This, I do not do often. I am not “fash-forward”, as it used to be called in the early noughties. I find it hard to apply Marie Kondo’s advice on throwing anything out that fails to “spark joy”, because if I did I’d be naked and shivering. Clothes seldom spark anything sparkier in me than faint approval. My unvarying look — especially now that I don’t work in an office — is as follows: blue jeans, T-shirt or collared shirt, jumper, usually black or dark blue. I spend more time worrying about how to dress my World of Warcraft character than I do myself.
My method of selecting the outfit du jour is what I think of as “sedimentary”. I reach into my drawer and take whichever garment is closest to the top of the pile. The sedimentary technique has certain ramifications. It means that my wife can effectively dispose of jumpers she doesn’t like (the thick purple roll-neck, the Marks and Spencer Christmas jumper) by placing them at the bottom of the drawer, where their fellows gradually disintegrate under a roil of moths.

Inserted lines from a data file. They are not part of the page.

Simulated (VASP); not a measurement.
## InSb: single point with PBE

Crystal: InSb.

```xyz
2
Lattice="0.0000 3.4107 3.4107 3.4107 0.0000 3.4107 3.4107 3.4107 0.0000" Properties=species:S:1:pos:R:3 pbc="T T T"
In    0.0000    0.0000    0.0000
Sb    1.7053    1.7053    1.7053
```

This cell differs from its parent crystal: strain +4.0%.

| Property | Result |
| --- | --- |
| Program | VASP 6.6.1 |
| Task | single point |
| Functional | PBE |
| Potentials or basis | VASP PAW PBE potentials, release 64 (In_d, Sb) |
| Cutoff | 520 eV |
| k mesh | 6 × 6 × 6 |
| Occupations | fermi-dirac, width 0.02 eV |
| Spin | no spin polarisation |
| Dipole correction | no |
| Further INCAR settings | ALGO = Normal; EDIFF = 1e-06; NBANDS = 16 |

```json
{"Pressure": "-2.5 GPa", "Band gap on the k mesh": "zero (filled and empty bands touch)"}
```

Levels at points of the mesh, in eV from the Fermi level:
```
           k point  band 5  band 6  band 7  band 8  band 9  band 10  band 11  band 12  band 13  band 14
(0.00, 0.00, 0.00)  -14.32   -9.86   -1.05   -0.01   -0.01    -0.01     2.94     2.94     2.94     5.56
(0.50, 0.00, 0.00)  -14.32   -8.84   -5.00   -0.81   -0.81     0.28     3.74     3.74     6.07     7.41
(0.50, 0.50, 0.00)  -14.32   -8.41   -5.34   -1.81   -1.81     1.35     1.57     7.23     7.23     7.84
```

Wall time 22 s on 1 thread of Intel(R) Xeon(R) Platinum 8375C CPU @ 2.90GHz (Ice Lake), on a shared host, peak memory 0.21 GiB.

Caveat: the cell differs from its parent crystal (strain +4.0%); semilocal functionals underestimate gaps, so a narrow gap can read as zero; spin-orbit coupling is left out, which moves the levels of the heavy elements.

Among male Financial Times readers, especially under the tyranny of WFH, I doubt I am entirely alone. And yet these things need to be done, and January seems like as good a time as any — if only to check in on my friends the moths. Anticipating the need of help, I downloaded The Home Edit: A Guide to Organising and Realising Your House Goals by Clea Shearer and Joanna Teplin on to my Kindle (I got the ebook to save on clutter, which I flattered myself was getting with the programme even before I got the programme).
They are perhaps best-known, of course, for their Instagram-conquering notion that items should be sorted into rainbow colour order — ROYGBIV — but I’m not sure that applies to me. Quite apart from not wanting my wardrobe to look like My Little Pony Land, everything I own is at the ultraviolet end of the spectrum. (It’d be more like Spinal Tap: “How much more black? None. None more black.”) Anyway the Home Edit folks are liberal: as they say, not everyone is rainbow compatible.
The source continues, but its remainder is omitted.